Cross-posted on Right Michigan at www.RightMichigan.com.
Talk about the economy and eyes can glaze over. There are numbers and statistics and projections and data points and bar charts… it’s all very academic. Except that it isn’t. The Ivory Tower connects, this morning, with the human side of the Granholm – Cherry economy.
The faces of that economy? A mom and a dad and their little girl, evicted for the first time in their lives after losing a job and struggling just to find a homeless shelter with an open bed. And tragically, they’re hardly alone.
On Tuesday, people calling the Royal Oak offices of the South Oakland Shelter (SOS) were told there was one opening in the program, which has 30 beds in sites hosted by local congregations. Nine people, some trying to find space for their children and spouses as well, applied for it.

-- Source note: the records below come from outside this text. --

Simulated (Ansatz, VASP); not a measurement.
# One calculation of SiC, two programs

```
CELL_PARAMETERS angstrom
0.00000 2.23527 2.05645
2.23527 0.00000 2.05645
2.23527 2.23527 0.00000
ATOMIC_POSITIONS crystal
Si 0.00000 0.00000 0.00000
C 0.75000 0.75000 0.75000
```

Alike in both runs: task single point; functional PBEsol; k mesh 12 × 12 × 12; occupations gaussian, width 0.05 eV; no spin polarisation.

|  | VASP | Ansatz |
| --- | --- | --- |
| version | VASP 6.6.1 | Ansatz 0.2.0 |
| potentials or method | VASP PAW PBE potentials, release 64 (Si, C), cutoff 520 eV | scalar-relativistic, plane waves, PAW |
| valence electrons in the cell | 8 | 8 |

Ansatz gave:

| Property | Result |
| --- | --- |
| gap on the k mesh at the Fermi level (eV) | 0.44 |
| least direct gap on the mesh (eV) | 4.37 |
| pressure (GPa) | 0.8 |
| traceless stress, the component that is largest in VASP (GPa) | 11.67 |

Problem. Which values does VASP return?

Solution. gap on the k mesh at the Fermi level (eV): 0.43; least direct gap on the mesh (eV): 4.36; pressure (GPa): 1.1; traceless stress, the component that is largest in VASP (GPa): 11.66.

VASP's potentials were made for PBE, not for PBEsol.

In September, shelter personnel fielded 848 requests for a space in the 90-day program; 31 got in. Nearly half of SOS’s clients are homeless for the first time, said Kevin Roach, executive director.
The strain on the shelter system spills onto all social services, hammered by falling fortunes in metro Detroit.
Gleaners Community Food Bank, which supplies 400 soup kitchens, shelters and neighborhood food programs is getting requests for 20% to 50% more food from many suburban clients, spokeswoman Anne Weekley said.
In the last three months of 2007, they delivered 7 million pounds of food. This year, in the final quarter, they anticipate delivering 9 million.
If you can read the story surrounding the statistics and look at the pictures of a little girl and an eleven year old boy and their families, forced into homeless shelters, without getting at least a little bit choked up, you aren’t looking hard enough.
All of the abstracts sort of disappear when you put faces to the numbers. This is one of the reasons each of us are involved in politics. These kids are why we’re on blogs at unholy hours of the morning and night, why we argue with our friends and relatives, why we get so worked up come election time. At the risk of stealing this week’s most popular cliché… “elections have consequences.”
Six years of Democratic leadership in the state of Michigan has led to skyrocketing unemployment, devastating foreclosures and families forced into the streets. That’s the consequence of 2002. The consequence of 2004, 2006 and 2008. And a consequence we’re going to continue to face for the next couple of years.
I’m as human as the next guy. I understand the desire in the back of all of our minds to point a finger and to say “I told you so” and to simply let the chips fall where they may. I think it was HL Menken who said that “democracy is the theory that the people know what they want and deserve to get it, good and hard.”
And when you’re talking about the plural, big picture, faceless concept of “people,” there’s something to that. But when you’re talking about three year olds living on the streets? And yet, here we are. Elections have consequences.
The Associated Press reports this morning, “Failure of auto industry could set off catastrophe.”
Advocates for the nation’s automakers are warning that the collapse of the Big Three — or even just General Motors — could set off a catastrophic chain reaction in the economy, eliminating up to 3 million jobs and depriving governments of more than $150 billion in tax revenue.
Elections have consequences. And an emboldened Democratic party in Washington DC? Those consequences could be particularly troubling for Michigan. This state gained two members of the Dem majority last week Tuesday but somehow we’ve lost clout at the Capital. According to the Detroit News, Michigan Rep. John Dingell could very well be stripped of his long-time leadership role on the House Energy and Commerce Committee.
A California Democrat wants his job and Nancy Pelosi seems inclined to help him take it. Tighter regulation of the Big 3 are expected to follow. Michigan jobs will be lost but national Democrats seem to have given up on Michigan anyways. The cycle continues.
Because elections have consequences. 720 days until the next one. If those aren’t reasons enough to get off your backside THIS WEEKEND to do something, anything to make a difference, well, I’m afraid we’ll all get what’s coming to you.